Books

Socrates Café: A Fresh Taste of Philosophy (Christopher Phillips, 2001)

There is a danger in both Christian families and Christian schools that indoctrination is taken for education. Nothing could be farther from the truth. One’s convictions cannot be coerced. Instead, they are ultimately based on what we love and best learned in an environment of trust. Too often family dinner tables, Sunday schools, and Christian school classrooms are only one-way conversations—telling at the expense of listening. As such, many Christians have never learned the intellectual discipline of asking questions. Yet an educated mind begins with a questioning mind.

One of the distinctions of the school where I teach is its commitment to allow students the freedom to express their uncertainty. The policy manual reads, “Students are treated as young adults and are encouraged to develop their own convictions. This will inevitably mean that at times students may challenge their parents’ beliefs and question their own. The school seeks to create an environment where students are able to respectfully raise honest questions and express doubts within a community of loving acceptance and intellectual inquiry. Our community is committed to the pursuit of truth. Convictions are to be held and beliefs maintained on this basis alone.”

There are obviously many reasons why a person becomes a Christian. We all have our stories. But ultimately, Christianity is to be believed because it is true. It is True Truth, as Francis Schaeffer used to say. More than true for me; rather the truth of reality. But to recognize this, one must first learn to ask honest questions.

To this end, I teach Plato’s Four Dialogues, also known as The Trial and Death of Socrates, to seventh grade students. We seek to learn the art of questioning. There is no doubt that Socrates was a master questioner. The Socratic method is a powerful tool for sharpening our thinking and exposing what we don’t know. It is a powerful pedagogical tool but a disastrous epistemological one. This contrast is revealed in Christopher Phillips’ new book, Socrates Café: A Fresh Taste of Philosophy.

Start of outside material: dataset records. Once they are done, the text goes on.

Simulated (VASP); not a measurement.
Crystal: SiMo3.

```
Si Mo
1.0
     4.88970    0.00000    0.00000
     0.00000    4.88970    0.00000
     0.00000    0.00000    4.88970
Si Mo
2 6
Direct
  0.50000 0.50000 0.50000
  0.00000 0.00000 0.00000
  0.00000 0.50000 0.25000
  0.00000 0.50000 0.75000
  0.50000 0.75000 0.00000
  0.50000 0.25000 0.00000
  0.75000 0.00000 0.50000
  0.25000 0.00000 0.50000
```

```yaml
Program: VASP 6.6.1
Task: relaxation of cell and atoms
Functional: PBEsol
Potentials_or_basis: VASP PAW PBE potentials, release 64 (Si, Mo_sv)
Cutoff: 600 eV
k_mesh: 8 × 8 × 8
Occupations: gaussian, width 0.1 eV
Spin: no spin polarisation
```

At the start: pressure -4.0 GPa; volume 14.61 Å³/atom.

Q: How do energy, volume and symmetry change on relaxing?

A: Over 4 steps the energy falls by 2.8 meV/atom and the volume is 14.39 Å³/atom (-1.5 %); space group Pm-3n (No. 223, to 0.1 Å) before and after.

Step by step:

Christopher Phillips is an intriguing person with a fascinating mission in life. He hosts Socratic dialogues. National Public Radio has called him the “Johnny Appleseed of philosophy.” Phillips travels the country holding conversations in coffee houses, bookstores, senior centers, elementary schools, prisons, and yes, even in universities. His aim is to bring probing conversations about the important questions to common people. This book is the story of how he began and a chance to listen in on these Socratic Cafés.

Christians are suspicious of a “skeptical mind.” We don’t doubt well. We tend to prefer compliance and conformity. The net result is that we tend to prefer ignorance. We rarely ask “Why?” Our convictions are too often based on social conformity rather than personal reflection. We say we are concerned about truth. But we do not pay the dues truth demands.

Coleridge warned, “He who begins by loving Christianity better than truth, will proceed by loving his own sect or church better than Christianity, and end by loving himself better than all.” Evangelicals create seeker-friendly churches, often without the humility of being seekers of truth themselves. Thus there is much we can learn from those who have developed questioning minds. Christopher Phillips is such a person. When, for example, have you reflected deeply, or a had a sustained conversation on matters that matter, but we take for granted? Consider the questions Phillips asks in the Socrates Cafés: What are the Big Questions and what makes them so? What is a question? What would life be like without questions? Why am I here? What is home? Where am I stuck? What is a friend? What is wonder? What is silence? What is old? Am I asking the right questions? What am I meant to do? What is love? What is what? Why ask why?

Socrates claimed that an unexamined life was not worth living. If we live without consideration of its destination, and whether the road traveled will get us there, then we are fools and not wise. Or as Jesus asks, “What good will it be for a man if he gains the whole world, yet forfeits his soul?” The greatest danger of truth is not falsehood, but diversion and indifference. The most important thing is to ask “Why?” As Nietzsche wisely observed, with a “why” one can endure any “what.”

We need Christopher Phillips, for we need Socrates. Evangelicals need the Athenian Gadfly once more. We need our shallow pretentious self-confidence humbled. For humility is the beginning of knowledge. Only when we realize that we don’t know are we ever ready to learn.

We also need to learn how Socrates interacted with people. The secret of Socrates’ instruction was that he was able simultaneously to engage the minds and the hearts of his listeners by confronting their errors from within rather than from without. Let me explain.

First, Socrates always showed his opponents deference. By putting himself in the position of the learner rather than the teacher, he avoided raising in his opponent feelings of suspicion or defensiveness. “Rare friend!” Socrates says to Euthyphro, “I think I can not do better than to be your disciple.” The first lesson of Socratic argument is: Never put your opponent on the defensive. It is this open attitude that Phillips brings to his discussions. Intellectual seriousness is coupled with a disarming relational sensitivity.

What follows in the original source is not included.